Aw, goddamn it. Brokeback Mountain is the movie I most want to see, but it's only playing in NYC around here, not Philly. I'd pay the extra buck admission, but I'd also have to find a parking meter that allows two hours, and I'd have to pay at least $2, maybe as much as $3. Not worth it. But it's gay cowboys!!! After doing some googling, it appeared that the movie would not go into wide release until January, so I decided to spring for the extra cash. An added benefit was an opportunity to stop at the Creperie on Ludlow. Hmm... crepes!

I got lucky and found free parking, but my whole choice of the Loews on 3rd Ave was unlucky. I'd only once before been to the theater, other than to get cash from the BofA ATM, and I was surprised to learn that none of the auditoriums had stadium seating. I guess it wasn't crowded the first time I went, but this time the 2:00 PM show was packed, and when I finally found a seat I discovered the person in front was very tall with a big ol' round head. I was pretty miffed, because for $10.75 I figured the place could offer stadium seating. But I had to just wait for the 2:40 show and hope for the best. After looking around, I learned the back two rows were raised slightly, and this made a good difference and I was able to enjoy the show.

Curses! I left my new black undershirt in the auditorium, leaving me with just the grey and the 3-5-year-old faded black one.

I stopped in my usual central Jersey Latin restaurant for the bargain meal of rice, beans, and tostones for $5.50, and then I decided to save on the toll by taking US-1 down into Philly.



December 11

Shortly before 6:00 AM it seemed that the 11 hours had been enough, and I couldn't go back to sleep. At that hour, the drive down US-1, new Jersey's busiest and most dangerous (I think) road was smooth as could be. I had an idea, a thought that I might be cool to take a trip from Key West to Maine strictly along US-1, but to do all the driving between, say, midnight and 6:00 AM to avoid the hassle of the traffic, and then sleeping in motels along the way during the day. Wouldn't spend all day in the motel of course, just sleeping from 6:00 or 7:00 'til afternoon. Actually, that would be a problem, because check-in is typically not 'til 10:00, 11:00, or 12:00. Could sleep in the car, but it's hard during the day if the sun is out.

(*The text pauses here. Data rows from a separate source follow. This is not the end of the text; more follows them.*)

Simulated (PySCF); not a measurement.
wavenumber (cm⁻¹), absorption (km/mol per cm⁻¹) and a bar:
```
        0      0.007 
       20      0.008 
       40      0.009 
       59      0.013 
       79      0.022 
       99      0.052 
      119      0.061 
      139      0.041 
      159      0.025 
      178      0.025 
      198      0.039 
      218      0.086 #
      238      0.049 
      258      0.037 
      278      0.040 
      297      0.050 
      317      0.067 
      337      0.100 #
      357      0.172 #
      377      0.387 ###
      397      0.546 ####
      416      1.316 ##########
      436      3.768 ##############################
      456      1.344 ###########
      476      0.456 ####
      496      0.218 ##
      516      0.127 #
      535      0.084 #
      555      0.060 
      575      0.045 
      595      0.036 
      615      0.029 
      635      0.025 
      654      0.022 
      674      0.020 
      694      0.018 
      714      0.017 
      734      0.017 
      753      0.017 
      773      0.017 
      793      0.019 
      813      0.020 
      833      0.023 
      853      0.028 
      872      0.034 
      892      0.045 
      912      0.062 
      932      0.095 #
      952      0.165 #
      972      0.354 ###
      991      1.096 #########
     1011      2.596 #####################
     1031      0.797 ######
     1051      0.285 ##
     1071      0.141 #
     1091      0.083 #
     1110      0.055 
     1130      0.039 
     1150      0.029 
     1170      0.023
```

Well, that was a waste. I burned half a day at a Scrabble tournament in Philly hoping to boost my rating from 1691 back to 1700+. But with a 1-6 record, I'm probably back closer to 1600. If I had skipped Brokeback Mountain and the tournament, I could have been in North Carolina by Sunday night. Curse the bones!!!



December 12

Started driving from the northernmost service area along I-95 in Maryland just before 5:00 AM. This is the earliest I can remember starting a drive in a long, long time, and possible only because my body had, after four days, still not adjusted from London time. Traffic was smooth up until I stopped in Laurel to visit the new store. Once I returned to the interstate I was reduced to traveling slightly faster than a crawl all the way to Silver Spring, where I stopped at the old town house and picked up my VCR and Starbucks cups and grabbed a quick shower before pushing on.

Oh, the cruelty! A Liberty gas station in Fredericksburg advertises $1.69 gas, but who knows how long ago it closed.

Whoa, that was weird. Right after a real country song by Toby Keith, I heard the melody to Vertical Horizon's "Best I Ever Had" and immediately thought--wow, a station that plays real pop and real country. There are plenty of pop stations that play crossover artists like Faith Hill and Shania Twain, but those songs could hardly be classified as "country". Anyway, my amazement soon faded as I heard the twang in the singer's voice. Later googling would reveal it was Gary Allan.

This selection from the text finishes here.